13
Jun
10

Review: ‘Cloud’ by Guan Wei at Arc One Gallery, Melbourne

Exhibition dates: 1st June – 29th June 2010

 

Guan Wei (China, b. 1957) 'Buddha's hand' 2010

 

Guan Wei (China, b. 1957)
Buddha’s hand
2010

 

 

The exhibition Cloud by Australian artist Guan Wei at Arc One Gallery in Melbourne contains two bodies of work that are outstanding: the series of paintings on paper titled Buddha’s Hand and the series of five figurative sculptures titled Cloud. Each body of work compliments and informs the other.

The small Buddha’s Hand paintings (see below) are the most delicate of creatures – sensual, poetic almost fetishistic in their composition and utterly beguiling in their beauty. Referencing the history of cave paintings of the Buddha, Wei updates the ancient allegories expressing his message of harmony and leisure, identity and place through visual symbolic representation. These works are profoundly moving, the figurative compositions balanced masterfully through colour, shape and form, studded with the punctum of red bindi-like energy centres arising from the faceless yogic figures.

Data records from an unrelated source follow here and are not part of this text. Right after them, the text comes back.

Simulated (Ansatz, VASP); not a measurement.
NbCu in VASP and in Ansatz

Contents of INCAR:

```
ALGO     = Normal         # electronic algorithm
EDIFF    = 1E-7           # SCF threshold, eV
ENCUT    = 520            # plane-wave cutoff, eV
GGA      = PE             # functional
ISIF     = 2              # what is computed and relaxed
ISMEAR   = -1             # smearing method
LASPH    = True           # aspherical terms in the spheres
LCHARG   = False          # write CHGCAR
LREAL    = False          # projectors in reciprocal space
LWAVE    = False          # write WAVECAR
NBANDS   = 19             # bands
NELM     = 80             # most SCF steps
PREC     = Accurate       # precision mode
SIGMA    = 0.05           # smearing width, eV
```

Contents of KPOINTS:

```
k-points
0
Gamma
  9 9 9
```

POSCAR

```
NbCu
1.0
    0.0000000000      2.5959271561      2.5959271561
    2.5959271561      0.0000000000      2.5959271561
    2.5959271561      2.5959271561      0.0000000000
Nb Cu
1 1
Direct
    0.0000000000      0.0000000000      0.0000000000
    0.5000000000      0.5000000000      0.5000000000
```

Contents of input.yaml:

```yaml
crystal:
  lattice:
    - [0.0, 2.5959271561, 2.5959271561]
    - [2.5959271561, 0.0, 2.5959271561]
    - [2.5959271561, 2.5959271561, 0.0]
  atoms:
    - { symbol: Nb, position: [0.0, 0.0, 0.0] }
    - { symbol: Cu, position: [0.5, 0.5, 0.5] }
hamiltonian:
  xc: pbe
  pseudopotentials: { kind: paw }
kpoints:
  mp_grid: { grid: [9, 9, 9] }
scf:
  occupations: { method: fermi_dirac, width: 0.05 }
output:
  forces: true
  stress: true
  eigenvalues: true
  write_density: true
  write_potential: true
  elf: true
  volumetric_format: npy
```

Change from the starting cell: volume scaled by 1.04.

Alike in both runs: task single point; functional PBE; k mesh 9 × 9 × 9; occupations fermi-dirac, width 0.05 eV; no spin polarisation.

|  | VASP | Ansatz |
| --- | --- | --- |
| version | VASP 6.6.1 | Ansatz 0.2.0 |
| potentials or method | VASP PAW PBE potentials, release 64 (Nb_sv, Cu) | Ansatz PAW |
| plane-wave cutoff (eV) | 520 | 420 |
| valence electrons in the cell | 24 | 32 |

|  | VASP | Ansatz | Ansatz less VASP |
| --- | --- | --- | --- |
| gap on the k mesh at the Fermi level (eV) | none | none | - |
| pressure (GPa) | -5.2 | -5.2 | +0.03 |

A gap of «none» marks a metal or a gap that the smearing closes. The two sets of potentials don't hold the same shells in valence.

Sitting on white pedestals and positioned close to the Buddha’s Hand paintings in the gallery are the series of five Cloud figures (see below). Made of bronze that has been spray painted white these are wonderful sculptures, full of delicious humour and vibrancy. There is a sensuality and delicacy about the figures that is emphasised by their snowy whiteness, a whiteness that subverts the tactility, colour and weight that one usually associates with the metal bronze. Here the figure has, variously, it’s head in the clouds while pensively crossing arms; bearing the weight of the world on the back while the vacant mouth is open; preparing to throw the cloud as Zeus would a thunderbolt; reclining while balancing the cloud on one foot and with one foot stuck in the earth that is cloud. The cloud becomes a metaphor for thought and action in the world, acting on the world. In these sculptures there is no creed nor race, no ideology or nation and I believe that Wei attains his stated aim to redefine our relationship with one another and nature by transcending both. I am not alone in liking these sculptures – they have proved very popular and all five sculptures in editions of five have already sold out!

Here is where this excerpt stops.